Category Archives: Frivolity

The Final Solution [Tales from Vault 103]

In the previous instalment of the Tales from Vault 103 series, I shared about how adorably cute the Fallout Shelter kids could be, spouting statements that hint at a seemingly universal human desire for freedom in the vast, open world.

Once they grow up, though, they lose their adorability and the mediocre offspring end up consuming scarce resources better kept for future gifted offspring. The game allows you to simply eject unwanted dwellers from your vault, but I suspect that after a few weeks focusing on training dwellers I was itching for something more dramatic.


As it turns out, the solution to this problem came in the form of the exploration function.


The game allows you to send dwellers out into the Wasteland on exploration missions to look for resources and to level up the dwellers. They tend to do better if properly equipped and/or trained with higher stats.

As it turns out, you can also send an unequipped Level 1 dweller out into the Wasteland to fend for themselves, which is what I proceeded to do with my newest mediocre dwellers.

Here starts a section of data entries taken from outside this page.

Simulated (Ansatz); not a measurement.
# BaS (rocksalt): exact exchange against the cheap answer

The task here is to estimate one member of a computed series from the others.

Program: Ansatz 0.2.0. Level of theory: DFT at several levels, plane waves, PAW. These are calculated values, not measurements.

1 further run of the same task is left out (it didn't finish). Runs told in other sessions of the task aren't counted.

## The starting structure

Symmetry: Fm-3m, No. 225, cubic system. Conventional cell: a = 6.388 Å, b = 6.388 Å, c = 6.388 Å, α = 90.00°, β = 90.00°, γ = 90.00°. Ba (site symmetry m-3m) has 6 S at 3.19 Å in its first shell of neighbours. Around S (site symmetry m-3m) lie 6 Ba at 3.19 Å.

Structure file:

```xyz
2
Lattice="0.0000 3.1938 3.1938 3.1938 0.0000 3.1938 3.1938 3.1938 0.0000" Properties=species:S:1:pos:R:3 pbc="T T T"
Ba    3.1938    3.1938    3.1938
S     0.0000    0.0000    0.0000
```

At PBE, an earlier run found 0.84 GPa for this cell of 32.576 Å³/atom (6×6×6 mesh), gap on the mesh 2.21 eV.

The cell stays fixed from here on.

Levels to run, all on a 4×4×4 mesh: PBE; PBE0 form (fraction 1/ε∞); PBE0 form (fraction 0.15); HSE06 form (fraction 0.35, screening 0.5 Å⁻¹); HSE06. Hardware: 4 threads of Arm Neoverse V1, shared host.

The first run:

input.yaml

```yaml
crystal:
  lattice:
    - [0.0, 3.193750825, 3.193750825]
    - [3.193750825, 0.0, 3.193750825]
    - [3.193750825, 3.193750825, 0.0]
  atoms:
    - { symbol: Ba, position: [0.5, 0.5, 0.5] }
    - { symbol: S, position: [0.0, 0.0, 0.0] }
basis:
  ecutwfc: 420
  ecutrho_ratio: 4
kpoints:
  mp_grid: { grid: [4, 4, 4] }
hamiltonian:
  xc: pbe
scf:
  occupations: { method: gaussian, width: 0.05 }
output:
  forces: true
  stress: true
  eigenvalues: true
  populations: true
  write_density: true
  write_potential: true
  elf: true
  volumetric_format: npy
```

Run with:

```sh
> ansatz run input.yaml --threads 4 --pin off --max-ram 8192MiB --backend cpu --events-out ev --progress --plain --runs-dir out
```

The game allows you to track the progress of each explorer, and here we see the grown-up Harry Young living his dream of sneaking out into the open and checking for signs of rain.


Starting out practically naked (for gaming purposes), Harry manages to find a Junior Officer Uniform and give himself a slight boost to his stats during his expedition.


As it turns out, though, that isn’t enough to survive for long in the harsh and cruel Wasteland.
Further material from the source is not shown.